PEORIA, Ill. --
The 182nd Airlift Wing announced its plans to implement the Green Dot violence-prevention initiative into its sexual assault prevention and response program this year.
The Air Force announced a three-year contract with the non-profit organization in December. Five Airmen from Peoria's Air National Guard unit join 1,500 Air Force personnel trained by March to reduce power-based, interpersonal violence, said a release from the Secretary of the Air Force's Public Affairs.
"The Green Dot concept is a way to visually represent our community to increase awareness to domestic abuse, sexual assault and hazing," said Lt. Col. Steven Thomas, the wing's executive officer and sexual assault response coordinator. "It relates to our Airmen, because most either have experienced abuse or personally know someone who has. The program helps to highlight the capability and magnitude individual choices have on combating abuse both in the military and in the civilian community."

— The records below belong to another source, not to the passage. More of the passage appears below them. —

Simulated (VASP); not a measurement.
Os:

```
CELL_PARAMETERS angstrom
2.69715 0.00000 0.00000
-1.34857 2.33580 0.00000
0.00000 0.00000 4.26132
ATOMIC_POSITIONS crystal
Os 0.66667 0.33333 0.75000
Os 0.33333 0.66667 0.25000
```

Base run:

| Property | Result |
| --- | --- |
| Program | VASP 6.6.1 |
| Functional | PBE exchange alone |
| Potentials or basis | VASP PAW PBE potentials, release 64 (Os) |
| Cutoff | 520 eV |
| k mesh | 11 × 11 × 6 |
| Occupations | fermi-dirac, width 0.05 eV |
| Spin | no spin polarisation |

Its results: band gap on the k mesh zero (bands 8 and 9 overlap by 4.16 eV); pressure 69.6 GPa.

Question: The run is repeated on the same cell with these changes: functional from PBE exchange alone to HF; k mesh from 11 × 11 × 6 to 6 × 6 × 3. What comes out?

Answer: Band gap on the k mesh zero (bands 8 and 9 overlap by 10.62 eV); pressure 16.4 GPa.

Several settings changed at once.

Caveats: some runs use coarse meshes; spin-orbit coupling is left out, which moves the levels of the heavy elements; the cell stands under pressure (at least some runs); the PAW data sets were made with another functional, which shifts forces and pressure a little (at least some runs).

Green Dot uses the allegory of colored dots on a white map, said Thomas. If a red dot marked an instance of domestic, sexual or hazing abuse, then unchecked violence could cause an entire blotched-red region of that map. The Green Dot program calls on every individual to replace those red dots and white spaces with green dots by actively preventing abuse and creating environments where abuse is not able to take root.
"As a service, our number one priority has and will continue to be response," said Chief Master Sgt. Melanie Noel, the senior enlisted advisor to the Air Force SAPR program. "However, in order to stop
violence before it occurs we must dedicate time to prevention. Helping our Airmen understand what they can do to prevent violence and how they can do it is the first step."
The new program brands and energizes of the Air Force's existing core values, said Thomas.
"My hope is you will see this take hold and be talked about by all ranks," said Thomas. "I think everyone would agree domestic abuse, sexual assault and hazing is something which has a negative effect on individuals and is not conducive with service at the 182nd Airlift Wing or within our communities."
Implementation of the Green Dot program will be part of a five-year strategy by the Air Force. The wing's leadership plans to begin by using public affairs products and the Community Action Information Board to highlight individual and unit actions that add green dots to the installation's community map, said Thomas.
(Information was used from a Secretary of the Air Force Public Affairs news brief.)